System Line-up and Methodology
For this preview, we used two PDKs: a newer Woodcrest system and a Dempsey system from our prior review. PDKs are pre-production systems for key partners to validate hardware, software, drivers, operating systems, compilers, etc. The system we received and tested is fairly modest, and should provide good insights into realistic performance. This system will be released in June, so the results are an underestimate of actual performance; a month of tuning will improve the situation somewhat.
The point of this preview is to examine how the Woodcrest and Blackford platform will improve over the existing Dempsey and Blackford platform. We do not have newer socket AM2 Opterons for comparison, although some estimates can be made. The two systems we used for testing are summarized below:
Since we are doing a server comparison, Hyper-Threading was enabled for the Dempsey system. The snoop filter for Blackford was disabled in the BIOS.

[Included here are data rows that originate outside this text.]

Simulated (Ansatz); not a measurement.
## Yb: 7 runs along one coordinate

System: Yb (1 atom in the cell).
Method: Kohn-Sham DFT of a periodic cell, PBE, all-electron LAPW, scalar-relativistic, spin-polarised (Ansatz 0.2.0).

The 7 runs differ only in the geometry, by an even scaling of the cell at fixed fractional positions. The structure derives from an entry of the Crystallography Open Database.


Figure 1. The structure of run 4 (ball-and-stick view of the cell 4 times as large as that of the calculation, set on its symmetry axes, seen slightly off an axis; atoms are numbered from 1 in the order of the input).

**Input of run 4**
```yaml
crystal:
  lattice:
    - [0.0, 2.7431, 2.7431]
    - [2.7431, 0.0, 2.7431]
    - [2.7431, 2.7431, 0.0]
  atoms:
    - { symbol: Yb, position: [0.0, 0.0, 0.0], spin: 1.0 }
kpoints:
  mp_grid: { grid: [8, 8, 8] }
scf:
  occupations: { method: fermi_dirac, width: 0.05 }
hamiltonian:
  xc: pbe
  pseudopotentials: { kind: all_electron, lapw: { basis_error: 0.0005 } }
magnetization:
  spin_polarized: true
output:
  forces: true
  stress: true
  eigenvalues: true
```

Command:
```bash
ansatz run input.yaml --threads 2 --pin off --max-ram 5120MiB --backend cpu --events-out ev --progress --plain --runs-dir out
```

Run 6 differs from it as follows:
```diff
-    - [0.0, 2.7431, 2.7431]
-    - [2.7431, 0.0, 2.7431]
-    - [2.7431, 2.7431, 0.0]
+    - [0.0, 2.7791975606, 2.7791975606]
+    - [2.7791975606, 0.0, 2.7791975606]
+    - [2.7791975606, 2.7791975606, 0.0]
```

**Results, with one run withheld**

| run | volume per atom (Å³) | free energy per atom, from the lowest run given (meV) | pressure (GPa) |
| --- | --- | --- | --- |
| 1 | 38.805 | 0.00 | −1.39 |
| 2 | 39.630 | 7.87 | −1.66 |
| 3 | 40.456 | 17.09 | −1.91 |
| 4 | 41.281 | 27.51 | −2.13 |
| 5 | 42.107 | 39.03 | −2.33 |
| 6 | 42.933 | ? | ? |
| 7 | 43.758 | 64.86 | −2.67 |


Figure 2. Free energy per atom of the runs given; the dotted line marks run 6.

Our methodology for testing was rather simple. Each system had it a pair of hard drives, and we installed Microsoft Windows Server 2003 EE (64 bit) on one drive, the other drive was used for applications and data. Then we installed all the relevant software, in particular the JVM and .Net Runtime 2.0 (64 bit). Most benchmarks were run 4 times; the first time is to warm up the caches, and then 3 times which were measured. All tests were run in 64 bit mode, except for the Java benchmarks, which used 32 bit JVMs due to inter-operability concerns. Certain benchmarks such as SPECjbb2005 and XML Test 1.1 do not require warm up runs. Our results are the averages of the three valid runs, and after each benchmark, the system is shut down. Since few benchmarks are perfectly repeatable (i.e. results differ for each run), the standard deviation for the three runs are also reported. Factors that can cause variation include the operating system’s scheduling decisions, multi-threading, inter-processor communication, I/O etc. In general, the standard deviations were all very small, and even the smallest measured differences were statistically significant.